The Knockdown Center

Surrounded by the fog-filled techno dominated dance floors currently ubiquitous across Brooklyn and Queens, you can’t help but forget New York City is and has always been a disco town.

This is the home of David Mancuso’s Loft, the Paradise Garage, “Love Is The Message,” and Body and Soul after all. Hell, even Brooklyn rave and hardcore pioneers Frankie Bones and Lenny Dee were sampling tracks like Love Committee’s  “Just As Long As I Got You” for their early “Warehouse Rave Remix(s).” Despite this city’s role in creating disco and inspiring, incubating, and exploding house, the current club landscape wants techno, hard and banging as can be, and they’re willing to pay for it.

So there’s something both exciting and subtly confusing about La Luna; a fourteen-hour long house and disco day festival produced by local nightlife minded creative agency MATTE Projects. Best known for their ambitious budgets, dramatic theming and attractive audience of working professionals, MATTE presumably envisioned La Luna as a sunnier companion to the agency’s annual overground techno party BLACK (Not to be confused with New York’s forty-year running gay circuit the Black Party). Originally called Full Moon festival, the festival’s first two years featured lineups that mixed acts like Vic Mensa and Whitney with Larry Heard and James Murphy. This year’s edition has doubled down on the dance floor with a hearty mix of boogie friendly DJs and live acts.

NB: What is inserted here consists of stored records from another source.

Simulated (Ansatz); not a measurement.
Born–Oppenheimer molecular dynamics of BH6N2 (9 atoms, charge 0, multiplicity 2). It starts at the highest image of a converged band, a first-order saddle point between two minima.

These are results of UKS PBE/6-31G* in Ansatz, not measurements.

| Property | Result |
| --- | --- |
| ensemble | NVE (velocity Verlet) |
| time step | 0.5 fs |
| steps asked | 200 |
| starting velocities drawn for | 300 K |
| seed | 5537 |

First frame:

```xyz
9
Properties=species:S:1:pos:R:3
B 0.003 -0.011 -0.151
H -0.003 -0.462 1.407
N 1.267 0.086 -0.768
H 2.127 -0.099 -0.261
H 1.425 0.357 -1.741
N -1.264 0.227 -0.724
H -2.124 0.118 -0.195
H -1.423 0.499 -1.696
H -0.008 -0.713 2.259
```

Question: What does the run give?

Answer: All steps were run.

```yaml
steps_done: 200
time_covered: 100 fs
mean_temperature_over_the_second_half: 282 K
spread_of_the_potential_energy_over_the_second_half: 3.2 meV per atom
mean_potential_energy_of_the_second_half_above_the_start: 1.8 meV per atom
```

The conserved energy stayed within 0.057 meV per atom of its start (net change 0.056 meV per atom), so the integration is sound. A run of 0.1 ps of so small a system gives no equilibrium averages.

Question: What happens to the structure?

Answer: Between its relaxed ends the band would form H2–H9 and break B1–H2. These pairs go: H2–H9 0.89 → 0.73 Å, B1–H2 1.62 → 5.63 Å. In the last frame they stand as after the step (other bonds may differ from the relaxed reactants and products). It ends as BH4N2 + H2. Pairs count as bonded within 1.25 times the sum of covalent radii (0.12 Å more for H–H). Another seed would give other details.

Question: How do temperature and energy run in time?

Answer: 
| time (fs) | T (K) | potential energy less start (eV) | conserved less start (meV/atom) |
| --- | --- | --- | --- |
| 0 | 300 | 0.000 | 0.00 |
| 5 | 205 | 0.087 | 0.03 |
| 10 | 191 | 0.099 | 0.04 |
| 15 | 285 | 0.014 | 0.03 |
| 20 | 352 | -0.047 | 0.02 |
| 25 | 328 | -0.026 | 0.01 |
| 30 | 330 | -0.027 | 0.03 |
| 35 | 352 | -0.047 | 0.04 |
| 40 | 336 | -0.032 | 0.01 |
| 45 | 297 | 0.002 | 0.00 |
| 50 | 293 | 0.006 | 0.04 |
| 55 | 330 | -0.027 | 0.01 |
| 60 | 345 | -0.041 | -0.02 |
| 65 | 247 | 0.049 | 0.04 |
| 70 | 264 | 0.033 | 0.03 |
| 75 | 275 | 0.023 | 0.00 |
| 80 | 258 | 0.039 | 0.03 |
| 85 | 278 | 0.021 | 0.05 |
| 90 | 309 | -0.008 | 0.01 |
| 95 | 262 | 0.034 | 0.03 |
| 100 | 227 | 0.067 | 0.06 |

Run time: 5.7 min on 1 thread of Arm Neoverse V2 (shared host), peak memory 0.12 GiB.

Anchored by an ambitiously sized disco ball, the outdoor Solaar stage’s smart curation could’ve easily doubled for the main stage with local hero and Love Injection founder Barbie Bertisch kicking things off. Beats In Space star Powder and sleaze impresario DJ Harvey followed after, delivering compact sets for the selectors typically known for their extended sets.

On the main stage, Moodymann played records like he was in his living room. Opening with Jai Paul’s modern classic “BTSTU,” there’s a subtle stand-off-ish quality to the gently crooned “don’t fuck with me.” Masked in black fishnet, the infamous producer/DJ casually let off everything from Detroit mixtape rap to a hilariously forced sing-a-long to Fatima Yamaha’s “What’s a Girl To Do” to an at times perplexed crowd. Moodymann’s sets make time for laughter, joy, and challenge in a wholly unique fashion.

With the evening’s headliner The Black Madonna unexpectedly tied up in airport customs hell, consummate professional DJ Tennis brought this boutique festival to a close with an extended set. A return to the city’s roots at a time when its club scene is fixated firmly on the future.